Shoulder portion 40 has substantially the same contour as inner shoulder surface 23 of tube head 14, so as to act as an anvil surface for welding tubular body 16 to outer shoulder surface 22. Shoulder portion 40 may have vacuum holes (not shown) which could act to hold a tube head onto mandrel 34.

Also, a snap fit could be used to hold a tube head onto mandrel 34.

FIG. 3 shows closure 12 preassembled to tube head 14 and both of them slipped over centering pin 42 of mandrel 34. In this condition, mandrel 34 is inserted into second open end 30 and through tubular body 16 to position tube head 14 at first open end 28. However, several other assembly sequences are possible. First, closure 12 need not be installed on tube head 14 until after the parts are welded together or just prior to filling tube package 10. Second,

mandrel 34 could be inserted into tubular body 16, followed by placement of tube head 14 onto centering pin 42. Since tube head 14 preferably slip fits into tubular body 16, it may be dropped in at first open end 28 and onto mandrel 34. The preferred assembly sequence is that which is illustrated by FIGS. 3 and 4. FIG. 4 is a sectioned view which shows the location of tubular body 16 on mandrel 34, the location of tube head 14 on mandrel 34, and the relationship between tube head 14 and tubular body 16 prior to swaging at first open end 28. A continuous wall portion 27 of tubular body 16 preferably extends about 2 mm to 4 mm longitudinally beyond perimeter edge 20 of tube head 14. Dashed circle 5 indicates the location of the enlarged view of FIG. 5. FIG. 5 shows more clearly energy concentration ring 26 on outer shoulder surface 22 of tube head 14. Although ultrasonic welding does not require ring 26, ring 26 serves to improve ultrasonic sealing and to reduce the accuracy with which an ultrasonic horn must be aligned with mandrel 34 to effect a good seal all the way around tube head 14. For example, if mandrel 34 is one of four mandrels mounted radially as equally spaced spokes on an indexing wheel, and an ultrasonic horn is mounted external to the wheel, some difference in alignment with the horn might be expected from mandrel to mandrel or from index to index.
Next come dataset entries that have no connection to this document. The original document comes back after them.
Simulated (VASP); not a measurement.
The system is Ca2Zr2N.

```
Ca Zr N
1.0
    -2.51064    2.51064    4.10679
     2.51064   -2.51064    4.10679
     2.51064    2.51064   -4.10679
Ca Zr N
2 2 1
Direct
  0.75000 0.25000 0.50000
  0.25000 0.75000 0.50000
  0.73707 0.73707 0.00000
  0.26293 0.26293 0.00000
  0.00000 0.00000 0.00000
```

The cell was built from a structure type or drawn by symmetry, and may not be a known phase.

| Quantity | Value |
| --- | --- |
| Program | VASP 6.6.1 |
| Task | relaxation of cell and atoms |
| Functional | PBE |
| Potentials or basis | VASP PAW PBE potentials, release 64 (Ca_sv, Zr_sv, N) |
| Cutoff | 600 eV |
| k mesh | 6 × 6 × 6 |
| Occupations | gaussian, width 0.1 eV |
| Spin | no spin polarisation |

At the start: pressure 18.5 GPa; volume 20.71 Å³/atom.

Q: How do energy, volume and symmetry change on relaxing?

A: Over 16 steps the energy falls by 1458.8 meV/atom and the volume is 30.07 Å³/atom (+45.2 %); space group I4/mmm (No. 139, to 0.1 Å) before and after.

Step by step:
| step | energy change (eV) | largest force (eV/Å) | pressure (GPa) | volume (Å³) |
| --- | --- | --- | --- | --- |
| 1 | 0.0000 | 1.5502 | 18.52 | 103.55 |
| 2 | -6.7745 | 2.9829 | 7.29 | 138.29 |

FIG. 6 shows an ultrasonic hom 44 lowered onto tube head 14, which is supported by mandrel 34. Horn 44 is preferably hollow to surround closure

12 and fitment 24 of tube head 14 without contacting them. An ultrasonic horn enables heating to occur at a sealing interface in tenths of a second, without having to conduct heat through one part or the other. Also, by being a cool tool as opposed to a heated tool, an ultrasonic horn, typically made of aluminum, draws heat from the softened seal interface enabling the weld to set up quickly.

Thus, minimum cycle time is provided by use of ultrasonic horn 44.

Horn 44 has an internal step 46 which swages continuous wall portion 27 against outer surface 22 to form swaged end 48 on tubular body 16. The swaging step occurs as horn 44 is lowered onto continuous wall portion 27. Step 38 of mandrel 34 supports second open end 30 of tubular body 16 as swaging occurs. Wrinkling occurs in swaged end 48 during this process. However, as internal step 46 of tool 44 presses swaged end 48 against outer shoulder surface 22 of tube head 14, the wrinkles are flattened and swaged end 48 is welded to surface 22. This is best seen in FIG. 7, which is an enlarged view of a portion of FIG. 6 at dashed circle 6.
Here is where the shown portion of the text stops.